New books in Kriol language

New books in Kriol language

Writing and illustrating 9 books over two workshops is a big and ambitious task for most authors and illustrators. But the women of Binjari community, 20km west of Katherine in the Northern Territory, have done just that. This exciting collaborative project with the Binjari Community, the Australian National University, HarperCollins, 1010 Printing and our Foundation will see these 9 books published later this year, all of which are in Kriol (with English translations). Kriol is the largest contemporary Aboriginal language spoken in Australia today, stretching from the Kimberleys in Western Australia through to the Gulf areas in Queensland. Once published, copies of these fantastic books will be gifted to their amazing creators, community members, and organisations operating across all Kriol speaking communities, such as schools, playgroups and healthcare centres. 

This month saw the second round of ILF writing and illustration workshops with linguist, Denise Angelo, who has shared her experience of the project so far. 

 

Binjari Buk (Binjari Books) by Denise Angelo, Linguist and PhD candidate Australian National University and affiliate of the ARC Centre of Excellence for the Dynamics of Language

When I asked how I could contribute to the Binjari community while I do PhD research on Kriol, people suggested that I could work with the women on Kriol literacy. And that’s what we did! It all started just two years ago when unemployed women from Binjari community were given the opportunity to get training in reading and writing in Kriol. The women from Binjari have been building their Kriol literacy skills over the past few years.
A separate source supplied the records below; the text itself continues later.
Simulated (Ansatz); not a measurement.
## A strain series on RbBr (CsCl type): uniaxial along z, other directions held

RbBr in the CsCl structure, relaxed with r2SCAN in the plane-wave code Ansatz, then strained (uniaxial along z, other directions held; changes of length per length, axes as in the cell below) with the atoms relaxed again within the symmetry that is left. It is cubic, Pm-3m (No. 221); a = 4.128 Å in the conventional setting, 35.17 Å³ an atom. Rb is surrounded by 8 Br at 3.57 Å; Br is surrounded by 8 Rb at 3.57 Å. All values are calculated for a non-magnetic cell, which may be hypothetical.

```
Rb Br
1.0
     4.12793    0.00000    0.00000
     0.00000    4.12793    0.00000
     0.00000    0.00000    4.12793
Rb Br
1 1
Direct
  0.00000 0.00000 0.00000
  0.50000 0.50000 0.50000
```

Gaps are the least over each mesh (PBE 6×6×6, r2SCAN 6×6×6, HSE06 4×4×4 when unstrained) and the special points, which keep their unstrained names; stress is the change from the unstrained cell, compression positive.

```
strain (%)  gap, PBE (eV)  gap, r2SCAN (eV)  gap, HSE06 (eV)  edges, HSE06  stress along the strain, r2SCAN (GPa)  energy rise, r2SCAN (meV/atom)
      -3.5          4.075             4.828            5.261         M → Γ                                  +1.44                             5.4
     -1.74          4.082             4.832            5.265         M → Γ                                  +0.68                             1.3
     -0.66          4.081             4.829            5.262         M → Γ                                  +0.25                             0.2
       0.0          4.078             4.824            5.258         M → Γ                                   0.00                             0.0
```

Most Binjari residents speak Kriol as a first language (or sometimes a second), but like most Kriol speakers they have not learned to read and write Kriol at school. A couple of training workshops gave the women an introduction to the way Kriol is written. They really took to it: They developed alphabet charts and a wall dictionary. They displayed their Kriol stories outside the community office and got lots of positive feedback. And they found they could read with great enjoyment the stories that had been written by Binjari elder Maureen Hodgson some decades earlier. These experiences gave rise to the idea of making books for Binjari kids in Kriol.

I contacted the ILF and discussed the project with them. They were very keen to be involved and offer support. As a result, two workshops were planned, one writing and one illustrating. The women put in a fantastic effort at the writing workshop at the start of 2017, which aimed to develop texts suitable for board books, storybooks and early chapter books. Some marvelous stories came out of that workshop, such as Moli det bigibigi (Molly the pig) the story of a piglet who discovers breakfast cereal and grows bigger than all the dogs that once picked on her. Or Tudei en longtaim (Now and then), a reflection on the many differences between modern life and the olden days.

Having produced such wonderful stories, the next step was to illustrate them. So the ILF approached Julie Haysom, an amazing artist and illustrator, to work with the women to illustrate their stories with Cindy Manfong from ILF and myself from ANU assisting. Julie’s artistic skills and insightful guidance gave everybody confidence to have a go at drawing and painting all kinds of subjects using lots of different materials. Everybody got involved and in just over a week the workshop produced literally hundreds of illustrations for the Binjari Books. An amazing effort and just so enjoyable.

Sylvia Maroney, a Binjari local and administrator for the Community Development Project run by Roper Gulf Regional Council, who has supported the project from its beginning, is thrilled. “I’m so proud of the women and everything they have done. They have worked really hard. These books are going to be so good for our kids.”